DealLawyers.com Blog

March 17, 2017

Sandys v. Pincus: Director Independence Practice Points

This Cleary memo recapping its recent “M&A, Antitrust & the Board Room in 2017” event included a discussion of director independence issues in light of Sandys v. Pincus and identified the following practice points for assessing independence:

– At least annually, have directors complete questionnaires drafted in manner that is sufficient to permit an objective assessment of director independence, and consider re-circulating these questionnaires off-cycle if the company has a material transaction on the horizon.

– If these questionnaires reveal relationships and interests that may implicate independence, the inhouse legal department should be asking follow up questions to determine more information about these relationships and interests. It will be important to be obtain information that will permit the board’s evaluation of independence to be sensitive to nuances – e.g., going golfing a few times a year is a different relationship than renting vacation homes together.

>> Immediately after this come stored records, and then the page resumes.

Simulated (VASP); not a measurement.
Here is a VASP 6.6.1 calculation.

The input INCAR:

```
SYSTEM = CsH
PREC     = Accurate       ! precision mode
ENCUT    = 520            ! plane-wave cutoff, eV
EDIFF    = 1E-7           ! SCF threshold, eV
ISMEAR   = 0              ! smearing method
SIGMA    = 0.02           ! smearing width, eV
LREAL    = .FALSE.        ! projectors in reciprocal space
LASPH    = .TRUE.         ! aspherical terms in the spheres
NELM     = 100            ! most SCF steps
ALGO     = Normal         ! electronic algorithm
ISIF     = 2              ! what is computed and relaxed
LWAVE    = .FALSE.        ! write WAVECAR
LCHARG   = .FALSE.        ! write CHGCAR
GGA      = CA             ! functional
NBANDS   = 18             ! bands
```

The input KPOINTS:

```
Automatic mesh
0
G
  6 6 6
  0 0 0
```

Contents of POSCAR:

– Expect plaintiffs’ counsel to use internet search engines to check for indicia of a lack of independence. Corporations should do the same as a secondary way to check whether directors have relationships and interests that merit further consideration.

– Be willing to have hard conversations with people who have been on the board together a long time to determine whether they can still be independent.

– Consider whether it might be appropriate to set up a standing litigation committee consisting of independent directors to avoid the situation faced in Sandys v. Pincus.